Both means, I don't understand.
Like including YBAPL and garment together.
If you include YBAPL, then our total capacity will be around 1,000, 6,300 machines.
This is as on 31st March, right?
Yes, correct. Correct.
And how much would be, handing machines are we adding in Sri Lanka.
We are looking to add 2,000 by end of March 2026.
This would take discount to how much from here 8,300.
Yes, correct. Correct, correct. And we are also adding 1,000 machines in into FY '26.
Sorry, I couldn't hear you. Another 1,000 machines, sir.
In India, we will be adding another tons and machines.
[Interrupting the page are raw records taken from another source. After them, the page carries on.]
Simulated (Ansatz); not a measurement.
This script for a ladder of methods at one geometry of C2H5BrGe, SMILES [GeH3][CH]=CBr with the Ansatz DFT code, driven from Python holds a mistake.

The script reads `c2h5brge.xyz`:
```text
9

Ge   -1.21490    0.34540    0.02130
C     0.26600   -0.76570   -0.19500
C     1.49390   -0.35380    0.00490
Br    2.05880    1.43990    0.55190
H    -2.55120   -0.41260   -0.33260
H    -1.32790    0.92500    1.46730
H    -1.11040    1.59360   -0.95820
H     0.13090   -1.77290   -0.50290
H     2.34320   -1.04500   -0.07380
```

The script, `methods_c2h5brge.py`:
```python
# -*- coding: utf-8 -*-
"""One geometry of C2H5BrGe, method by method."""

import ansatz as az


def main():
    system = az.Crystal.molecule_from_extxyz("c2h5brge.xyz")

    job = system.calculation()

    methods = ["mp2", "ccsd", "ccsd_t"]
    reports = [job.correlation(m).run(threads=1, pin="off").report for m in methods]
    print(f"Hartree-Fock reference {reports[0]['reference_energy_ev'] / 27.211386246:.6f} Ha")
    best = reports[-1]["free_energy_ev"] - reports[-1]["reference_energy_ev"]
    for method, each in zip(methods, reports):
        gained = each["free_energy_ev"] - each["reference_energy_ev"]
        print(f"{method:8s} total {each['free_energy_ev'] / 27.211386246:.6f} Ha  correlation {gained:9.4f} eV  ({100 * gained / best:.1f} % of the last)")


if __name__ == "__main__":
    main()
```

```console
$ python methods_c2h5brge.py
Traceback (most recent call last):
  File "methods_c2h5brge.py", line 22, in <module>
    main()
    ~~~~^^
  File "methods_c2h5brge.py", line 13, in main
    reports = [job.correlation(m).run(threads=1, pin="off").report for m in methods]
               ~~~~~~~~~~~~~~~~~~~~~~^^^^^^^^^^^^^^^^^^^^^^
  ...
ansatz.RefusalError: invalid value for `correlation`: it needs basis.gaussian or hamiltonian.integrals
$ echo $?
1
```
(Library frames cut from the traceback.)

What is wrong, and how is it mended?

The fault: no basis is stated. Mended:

Right. So that total account becomes INR 3,000 and you're adding, I think, 300 more in YBAPL as well.
Correct. Correct.
Right. So that takes account about 9,000-odd machines in the next, over the next 2 years, 1.5 to 2 years.
Yes, yes.
Coming back to you or your Sri Lankan entity, I think the subsidiary was incorporated in late of 2023, 15 October, if I'm not wrong. Since then, do we have any form of revenue from Sri Lanka? Any business?
No, no, no. Even though the subsidiary was incorporated, we come commenced the business only during January 2025.
Understood. So -- but from January 2025 till now after the state whether be your suppliers come in approval of the production facilities, have we sent out any [indiscernible] shipments yet?
Yes, we have done shipments.
Yes, we have done the shipment of INR 5 crores from, since January to March.
Understood. And for this year alone, which is FY '26, how do we look at it, ma'am? I mean how much of revenue do we expect from Sri Lanka.
Sri Lanka, we are expecting 1,000 machines. It is about INR 200 crores in '25, '26.
In '26. Got it. And how much can we expect from [indiscernible] about INR 50 crores in the second half is achievable for us?
Actually, it's up and running. It's only 83 machines at the moment. By end of this year, we can run about another 100 that will be 200, where we can expect INR 35 crores to INR 40 crores on [indiscernible].
For the full year, right?
Yes, full year yes.
Right. Okay. And for YBAPL, are we having any capacity expansion in this year? Or are we going to be around the INR 350 crore mark.
Yes. Chenduran can you answer to this question, please? Chendu? I think he's not there. Again, I answered this question.
Am I audible now?
Yes, yes. Yes.
Okay. Yes. So Young Brand, I think this year, we are at INR 325 crores. So next year, there will be a slight improvement. So we will be closer to INR 350 crores because of the expansion in the Salem where there's going to be 300 additional machines, but that will be fully operational only from the second half of the year. So there will be some -- definitely some growth, but the majority of the impact will be next financial year. We will be closer of higher than the 350. Yes. Right.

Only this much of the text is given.